BIG USA buys Pittsburgh mall: BIG Shopping Centers' U.S. arm has bought 80% of the Waterfront Mall in Pittsburgh, the company said this week. The remaining rights to the mall, which is the second-biggest in Pennsylvania, was acquired by M&J Wilkow, which manages 15 malls and 12 office buildings in the U.S. Tel Aviv-listed BIG and Wilkow will be co-managing their new mall, which they bought from the U.S. insurance company TIAA for $112 million.

Pelephone workers escalate labor actions: In the middle of the Sukkoth holiday, protesting Pelephone workers held a demonstration outside the home of Shaul Elovitch, who owns the Bezeq phone company, which owns the mobile operator. The workers came armed with protest signs and family members and proceeded to build a sukkah in Elovitch's parking space, but the police told them to tear it down. The workers obeyed and settled for protesting. The workers are protesting management's alleged interference with their efforts to organize under the Histadrut umbrella labor federation.

Blavatnik given chance to expound on Israel's cement monopoly: The committee considering how to make Israel's cement industry competitive, rather than have one player, has agreed to postpone filing its final report. Why? Because billionaire businessman Len Blavatnik just bought Clal Industries, which owns the Nesher cement monopoly. The committee will give Blavatnik until the end of October to present his opinion on competition in Israel's cement sector before handing down its report. Nesher controls 85% to 90% of the Israeli cement market.
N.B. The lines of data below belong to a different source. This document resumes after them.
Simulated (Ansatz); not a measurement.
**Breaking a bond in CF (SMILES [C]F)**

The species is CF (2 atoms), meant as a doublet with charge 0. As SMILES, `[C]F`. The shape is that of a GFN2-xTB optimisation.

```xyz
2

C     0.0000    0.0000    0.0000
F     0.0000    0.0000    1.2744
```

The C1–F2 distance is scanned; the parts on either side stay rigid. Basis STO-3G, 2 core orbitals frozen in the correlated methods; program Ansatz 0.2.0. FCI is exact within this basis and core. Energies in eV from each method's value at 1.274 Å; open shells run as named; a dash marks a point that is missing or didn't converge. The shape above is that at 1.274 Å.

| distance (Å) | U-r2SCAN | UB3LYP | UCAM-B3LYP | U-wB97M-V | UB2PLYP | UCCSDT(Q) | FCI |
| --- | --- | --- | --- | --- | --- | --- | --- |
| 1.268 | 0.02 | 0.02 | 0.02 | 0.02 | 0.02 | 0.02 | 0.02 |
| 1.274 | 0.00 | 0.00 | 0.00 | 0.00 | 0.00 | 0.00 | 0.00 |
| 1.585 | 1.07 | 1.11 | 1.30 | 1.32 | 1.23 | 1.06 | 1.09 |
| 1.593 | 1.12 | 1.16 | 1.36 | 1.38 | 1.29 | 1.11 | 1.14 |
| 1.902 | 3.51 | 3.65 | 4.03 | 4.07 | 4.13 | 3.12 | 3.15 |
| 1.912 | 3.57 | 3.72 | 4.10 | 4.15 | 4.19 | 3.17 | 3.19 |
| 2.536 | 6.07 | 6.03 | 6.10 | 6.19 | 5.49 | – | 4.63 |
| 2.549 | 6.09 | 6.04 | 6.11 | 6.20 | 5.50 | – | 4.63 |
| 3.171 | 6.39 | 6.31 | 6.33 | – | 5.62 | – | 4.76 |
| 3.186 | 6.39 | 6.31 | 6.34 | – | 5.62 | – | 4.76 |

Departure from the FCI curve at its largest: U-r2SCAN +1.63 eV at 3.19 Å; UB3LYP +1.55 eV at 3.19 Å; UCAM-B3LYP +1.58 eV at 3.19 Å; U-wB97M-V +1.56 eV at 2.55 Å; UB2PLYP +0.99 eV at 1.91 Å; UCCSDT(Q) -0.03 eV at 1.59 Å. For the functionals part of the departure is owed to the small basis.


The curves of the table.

Celeno raises $24 million: Israeli start-up Celeno Communications, which develops chips for multimedia applications on home Wi-Fi networks, raised $24 million in its fifth financing round, the company said last week. That brings Celeno's take from backers to $68 million. Existing investors Greylock Partners, Liberty Global, Cisco Systems and Pitango Venture Capital contributed financing, and Alan Feld's fund, Vintage Ventures, joined as a new investor. Celeno will use the proceeds to continue expanding its 802.11ac development program, its new standard for home Wi-Fi networks. The company's customers include China Telecom, Deutsche Telekom, Liberty Global, UPC and Bouygues Telecom.

Strauss to pay NIS 140m dividend: Food company Strauss Group will be paying a NIS 140 million dividend on November 28. The ex-dividend date is November 14. After the payout, Strauss will have NIS 1.2 billion in retained profits eligible for distribution as further dividends. Strauss, which has developed a worldwide coffee business and sells foodstuffs in Israel, Europe and the U.S., paid NIS 200 million in dividends in 2011. The company netted NIS 98 million on NIS 4 billion in revenues in the first half of 2012, compared to a NIS 38 million profit on NIS 3.6 billion in revenues for the same period of 2011.